Base Camp is a new semi-frequent photo column where we check out the cabins, lean-tos, igloos, tents, and RVs where mountain-minded folk base their adventures out of. To kick off the series, we check out the truckbed camper of friends James Roh and Joey Howell, who stopped through the TGR headquarters the other week during the Jackson Hole stop of their winter splitboarding on the road, which in a few weeks should leave them sitting pretty in the high Alaskan peaks. Follow their journey at


Words by James Roh; photos by James Roh & Joey Howell

The premise is pretty simple; spend six months driving north from Utah to Alaska and stop in different mountain towns to splitboard, explore new ranges, and meet the locals. By no means were we unhappy with the Wasatch, but it was time for an adventure. A pilgrimage, if you will, to the mecca of big, steep, deep, and untracked… Alaska.
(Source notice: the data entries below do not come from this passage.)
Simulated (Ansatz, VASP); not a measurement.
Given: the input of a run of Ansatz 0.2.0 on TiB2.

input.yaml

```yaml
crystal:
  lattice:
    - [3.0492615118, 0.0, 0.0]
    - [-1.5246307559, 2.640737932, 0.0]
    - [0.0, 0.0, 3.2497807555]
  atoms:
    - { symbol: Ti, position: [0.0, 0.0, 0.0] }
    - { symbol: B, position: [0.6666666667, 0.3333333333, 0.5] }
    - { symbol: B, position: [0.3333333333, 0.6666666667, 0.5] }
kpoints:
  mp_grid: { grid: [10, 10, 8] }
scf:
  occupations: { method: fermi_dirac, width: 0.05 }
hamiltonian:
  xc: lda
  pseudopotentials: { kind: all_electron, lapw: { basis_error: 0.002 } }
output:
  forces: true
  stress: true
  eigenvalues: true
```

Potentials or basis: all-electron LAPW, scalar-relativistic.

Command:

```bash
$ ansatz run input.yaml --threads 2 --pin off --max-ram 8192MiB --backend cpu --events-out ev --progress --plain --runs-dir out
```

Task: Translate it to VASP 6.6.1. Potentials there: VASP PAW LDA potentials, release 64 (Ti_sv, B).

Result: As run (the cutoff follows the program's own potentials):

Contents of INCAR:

We shook on the plan in September of 2012 and set a date for January of 2014. This would give us over a year to save money, figure out logistics, and wrap things up at our jobs. Joey worked as a graphic designer for a firm in Salt Lake and I was a staff photojournalist at the newspaper in Provo.        

Even though the plan was straightforward, we were well aware that it wasn't going to be as easy as hopping in a car and just going. For one, we knew we were going to need a rig that could endure winter's brutal cold and gnarly driving conditions while allowing us to be completely self reliant. The only option that seemed to make sense was throwing a camper on the back of a pickup. This would give us a vehicle burly enough to make the drive and a living space that had a stove, bed, plenty of gear storage, a heater, and a table for hanging out.


We bought both the truck and the camper off of the Salt Lake classifieds during the summer so we had time to fix them up. The camper came relatively cheap but a lot of time and energy was spent fixing it up (with several tips from the TGR Forums' RV thread).


The mile-long improvement list included chores such as waterproofing the walls, insulating the windows, sealing up leaks, getting the propane hoses in working condition, and of course painting it black to absorb the sun's heat and camp more discretely.


And now, a month into the trip, we are getting used to life on the road and all the quirks that come with it, whether it's plugging our camper into vending machines in Wal-Mart parking lots or each using two sleeping bags and a liner to stay warm at night.  


However, the biggest issue is the bitter cold freezing everything. Olive oil congeals into a Play-Doh consistency, canned beans become a frozen brick, and produce turns into popsicles. Our only hope is an inoperable fridge that, in theory, insulates the food enough to prevent it from freezing.  


But for every subzero morning wake up, there's a steep couloir or powder-filled meadow with our names on it.  All we have to do is get dressed, check the avy report, and start skinning from our doorstep.  


And when the tourists ask us if we live here, we can honestly say "yes" or at least until we hit the road again...


You can follow along at  Feel free to hit us up if you want to go for a tour, meet up for some beers, or just general debauchery. - James

Got a rad mountain pad, treehouse, teepee or RV you want us to feature? Hit me up (with some photos) at!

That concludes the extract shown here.